Oppenheimer no longer expects the S&P 500 finish the year above 5,000, but is still counting on a big second-half rally.
Strategist John Stoltzfus on Thursday cut his Street-high S&P ( SP500 ) ( NYSEARCA: SPY ) to 4,800 from 5,330. That would be a gain of about 24% from where it trades this morning .
It was only Tuesday that Stoltzfus stuck with his 5,330 forecast, noting that while the broader market saw its worse first-half performance since 1970, there was actually a strong rally to close out that year .
That same day, Credit Suisse strategist Jonathan Golub cut his target to 4,300 from 4,800.
Oppenheimer's new target "is based on our earnings projection of $230 per share for the S&P 500, which is unchanged from our previous forecast and which, coupled with our revised target, implies a price/earnings multiple of 20.9x," Stoltzfus wrote in today's note.
The 5,330 target "seemed reasonable as the S&P 500 had performed exceptionally well successfully climbing the proverbial 'wall of worry' in 2020 and in 2021 notwithstanding plenty of challenges and in fact seen the S&P 500 respectively delivering price returns of 16% and 27% for 2020 and 2021 (not including dividends paid for those years and excluding applicable costs)," he said.
"Half as much of a gain in 2022 versus 2021 seemed conservative to us at the time."
He continues to favor cyclicals over defensive stocks.
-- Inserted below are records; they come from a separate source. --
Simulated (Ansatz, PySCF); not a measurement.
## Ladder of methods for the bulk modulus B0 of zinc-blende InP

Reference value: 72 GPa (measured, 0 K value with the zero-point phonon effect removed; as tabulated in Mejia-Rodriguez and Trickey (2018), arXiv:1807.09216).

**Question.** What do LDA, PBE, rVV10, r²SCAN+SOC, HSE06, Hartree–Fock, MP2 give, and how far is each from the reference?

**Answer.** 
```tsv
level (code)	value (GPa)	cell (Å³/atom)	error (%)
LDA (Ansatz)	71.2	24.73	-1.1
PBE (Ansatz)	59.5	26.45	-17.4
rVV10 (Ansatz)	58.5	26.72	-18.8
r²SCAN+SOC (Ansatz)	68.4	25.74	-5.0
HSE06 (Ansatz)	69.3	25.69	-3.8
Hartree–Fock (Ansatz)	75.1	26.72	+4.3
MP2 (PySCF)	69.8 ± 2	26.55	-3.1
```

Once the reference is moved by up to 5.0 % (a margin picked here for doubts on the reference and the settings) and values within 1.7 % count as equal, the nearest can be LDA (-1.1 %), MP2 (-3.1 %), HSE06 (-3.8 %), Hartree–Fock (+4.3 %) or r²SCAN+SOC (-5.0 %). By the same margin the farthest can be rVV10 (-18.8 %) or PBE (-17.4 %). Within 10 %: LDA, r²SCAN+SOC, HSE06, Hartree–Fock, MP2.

The revamped allocations are Info Tech ( XLK ), 25%, Healthcare ( XLV ), 13.7%, Consumer Discretionary ( XLY ), 12.5%, Financials ( XLF ), 11.9%, Industrials ( XLI ), 9.5%, Communication Services ( XLC ), 9%, Consumer Staples ( XLP ), 5%, Energy ( XLE ), 5%, Materials ( XLB ), 3.2%, Real Estate ( XLRE ), 2.7%, Utilities ( XLU ), 2.5%.
See the UBS list of riskiest defensive stocks .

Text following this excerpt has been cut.